RAYLIB 5.5

I'm not a big fan of riding the endless software upgrade treadwheel. In fact, I've probably ranted about that somewhere quite recently.

I've been meaning to jump up from Raylib 4.5 to 5.0 for a little while, and upon checking the other day, I saw that 5.5 is fresh off the press (as in, the announcement went out ~5 hours prior to my checking. Neat.jpg). So, feeling just a hint of that old masochistic itch that all programmers must have in some form or fashion, I backed up my dev environment, downloaded the 5.5 package (now a whopping ~650 megs. Holy fuck?), girded my loins, and went to installing.

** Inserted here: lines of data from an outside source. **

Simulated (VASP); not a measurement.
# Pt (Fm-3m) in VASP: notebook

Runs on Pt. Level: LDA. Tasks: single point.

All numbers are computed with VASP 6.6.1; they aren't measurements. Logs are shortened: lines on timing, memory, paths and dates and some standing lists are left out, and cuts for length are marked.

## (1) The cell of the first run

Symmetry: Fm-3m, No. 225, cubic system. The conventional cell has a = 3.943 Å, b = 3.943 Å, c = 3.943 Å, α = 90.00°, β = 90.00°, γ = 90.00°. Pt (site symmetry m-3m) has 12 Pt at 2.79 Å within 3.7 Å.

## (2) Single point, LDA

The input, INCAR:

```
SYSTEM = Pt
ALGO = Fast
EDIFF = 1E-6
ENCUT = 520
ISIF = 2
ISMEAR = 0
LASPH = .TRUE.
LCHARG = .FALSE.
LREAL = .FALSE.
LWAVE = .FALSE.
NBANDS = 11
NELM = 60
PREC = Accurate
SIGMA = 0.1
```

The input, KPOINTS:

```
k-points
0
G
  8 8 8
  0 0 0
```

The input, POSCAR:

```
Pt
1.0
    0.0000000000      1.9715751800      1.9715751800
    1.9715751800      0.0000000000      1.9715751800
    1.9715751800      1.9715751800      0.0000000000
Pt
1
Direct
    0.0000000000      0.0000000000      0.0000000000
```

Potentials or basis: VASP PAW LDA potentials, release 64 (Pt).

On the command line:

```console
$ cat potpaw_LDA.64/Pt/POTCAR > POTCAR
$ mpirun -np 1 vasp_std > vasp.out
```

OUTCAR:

And you know what? Things worked. I rebuilt several recent 4.5 projects and absolutely nothing broke. I didn't run into any visual or audio glitches. Everything... just... went right. And that was it, I thought, until I realized I needed to try out the web build. I was pretty curious, partly because 5.5 made getting the web build less painful, but mostly because I've been making web builds of all my Raylib projects for a while now, and that's not going anywhere soon. The 5.5 package comes with Emscripten installed (goddamn that's the most awkward title for a piece of software), and there's a pre-built .a file so you don't have to rebuild Raylib with PLATFORM_WEB enabled. It's ready to go.

So............................... uh, that's the end of the good news.

The bad news is that there are some bugs in the Web stuff that weren't there before. For starters, fullscreen mode is borked and I only get ~70% of the screen, with the bottom portion being scaled so it's off the screen. This was definitely not an issue back in the 4.5 days. The mouse is also a bit wonky, but I'm not 100% convinced this is a recent problem, since this is the first web project I've compiled with mouse support. It's entirely possible it has always been janky like that. There are still some annoyances, like having to mark textures as repeatable if you want them to wrap properly, and obviously shaders need to be busted back to ~v1.00 to get them to compile. It's all so tiresome, but whatever. Those things are not going to change.

Either way, I managed to get a web build out after a few evenings of fiddling, but never managed to resolve the fullscreen bug; nor do I care to bother with it. If you want the proper experience, you'll download the Windows binary and run it natively or via Wine. Everything else is YMMV.